Obamacare upheld: big win for Dems, fresh rallying cry for Republicans

Source: The Dallas Morning News

WASHINGTON –President Barack Obama staked much of his first term on a sweeping health care overhaul, and to the dismay of his critics, the Supreme Court handed him a huge vindication. The shockwaves are only beginning.

Most of the law, including the “individual mandate” — the widely reviled centerpiece of the law – survived. Requiring most Americans to buy insurance came to represent everything critics dislike about Obama, distilling fears about a growing and overly intrusive federal government.

Hundreds of tea party activists gathered on the steps of the high court, crestfallen at news that Chief Justice John Roberts – appointed by President George W. Bush with then-Sen. Obama voting against his confirmation — sided with the president. His vote, combined with those of the court’s four most liberal justices, affirmed the government’s authority to impose a tax on anyone who refused to comply with the mandate.

On the eve of the ruling, House Speaker John Boehner cautioned the GOP rank-and-file not to “spike the ball.” Gloating, he feared, would be unseemly and could backfire politically. But as the body politic began to digest Thursday’s ruling, one thing became clear: that issue was moot.

Victory belonged to Democrats and the White House. For Republicans, the defeat at best will serve as a rallying cry to defeat Obama in November.

“The Supreme Court made clear today that the American people will be the ultimate judge of ObamaCare,” Texas Sen. John Cornyn, who heads the GOP’s Senate campaign effort, said after the ruling, conceding he was disappointed. “As Republicans, we will redouble our efforts to repeal this job-killing law.”

On the steps of the court before the justices handed down the ruling, foes of the health care reform law were in a giddy mood. That changed fast.

For two years, “Obamacare” has been a punching bag, punch line and epithet for Republicans. Thursday’s ruling will only encourage Republicans to hunker down and redouble efforts to fulfill their rallying cry to “repeal and replace.”
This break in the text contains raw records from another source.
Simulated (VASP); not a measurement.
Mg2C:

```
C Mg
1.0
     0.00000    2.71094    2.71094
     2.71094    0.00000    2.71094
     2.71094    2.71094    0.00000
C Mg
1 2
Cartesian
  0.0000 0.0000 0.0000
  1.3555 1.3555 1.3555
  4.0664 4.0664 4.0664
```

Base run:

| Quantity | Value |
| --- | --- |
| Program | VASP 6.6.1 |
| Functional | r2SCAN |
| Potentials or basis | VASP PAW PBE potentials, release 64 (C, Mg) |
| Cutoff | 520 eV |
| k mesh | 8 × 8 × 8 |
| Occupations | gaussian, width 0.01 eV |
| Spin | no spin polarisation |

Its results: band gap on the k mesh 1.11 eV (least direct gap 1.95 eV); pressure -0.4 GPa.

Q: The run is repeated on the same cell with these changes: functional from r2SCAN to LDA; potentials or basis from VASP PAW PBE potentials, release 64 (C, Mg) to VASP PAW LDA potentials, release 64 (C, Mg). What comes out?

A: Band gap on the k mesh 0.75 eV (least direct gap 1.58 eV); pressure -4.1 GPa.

The political crosscurrents have been intense. Americans don’t much care for the status quo when it comes to health care. Nor do they care much for the package the Supreme Court put under the microscope this year – at least, taken as a whole.

An ABC News/Washington Post poll conducted last week found that just four in 10 Americans view the current health system favorably. But other than Democrats, the plan upheld Thursday wasn’t the fix most Americans say they wanted.

But the public’s views are complex. Most elements of the law enjoy broad support – more so than the Republican calls to repeal the law, on which the public is evenly split. The individual mandate –requiring people to buy insurance or pay a fine – has remained unpopular. But the public embraces rules barring insurers from turning away customers because of pre-existing conditions, and requiring them to let children up to age 26 get coverage under a parent’s policy.

When it comes to public opinion, none of this has played out in a vacuum.

Republicans have talked down the law since long before Obama signed it. And it’s important to keep in mind that many elements haven’t yet kicked in.

Thursday’s ruling itself will sway perceptions on the legitimacy and wisdom of the law.

Republican presidential standard-bearer Mitt Romney, among others, has bludgeoned Obama for putting the health care reform as a higher priority than rescuing the U.S. economy – an especially bad bet if the court scrapped the law.

At a rally Wednesday in Sterling, Va., where his first mention of “Obamacare” drew boos, Romney vowed to eradicate any part of the law the court leaves in place. “I’m going to get rid of the cloud of Obamacare and return us to personal responsibility and states’ rights as it relates to health care,” he said.

That has been common trope for Republicans.

Rep. Michael Burgess, R-Flower Mound, a physician who is a leading voice on health care for conservatives in the House, criticized Obama for devoting the first two years of his term to health care, when he should have “focused like a laser beam on the economy and jobs…. That’s what people wanted to see.”

John Goodman, president of the Dallas-based National Center for Policy Analysis, a conservative group, said Congress will have to continue to wrestle with rising health care costs.

“We’re on a path that’s unsustainable,” said Goodman, who helped craft Sen. John McCain’s health care policies in the 2008 presidential campaign. “Our deficit problem is a health care problem, and the deficits will force us to deal with this.”

In his view, “Obamacare is so flawed that even Democrats are going to want to change it before 2014,” when many provisions kick in.

In last week’s Texas Senate debate, tea party-backed GOP candidate Ted Cruz – the state’s former appellate lawyer and a veteran advocate at the Supreme Court – predicted “an epic political fight” after the Supreme Court ruled. He vowed to “repeal ever syllable of every word of Obamacare.” His rival in the July 31 runoff, Lt. Gov. David Dewhurst, also promised to fight for full repeal.

Across the country, candidates in both parties, and the parties themselves, have used the fight to drum up donations and support.

In Florida, the conservative group Americans for Prosperity has been running an ad this week targeting Sen. Bill Nelson for, among other things, providing “the deciding vote for Barack Obama’s trillion dollar health care law” – echoing attacks by GOP challenger Rep. Connie Mack.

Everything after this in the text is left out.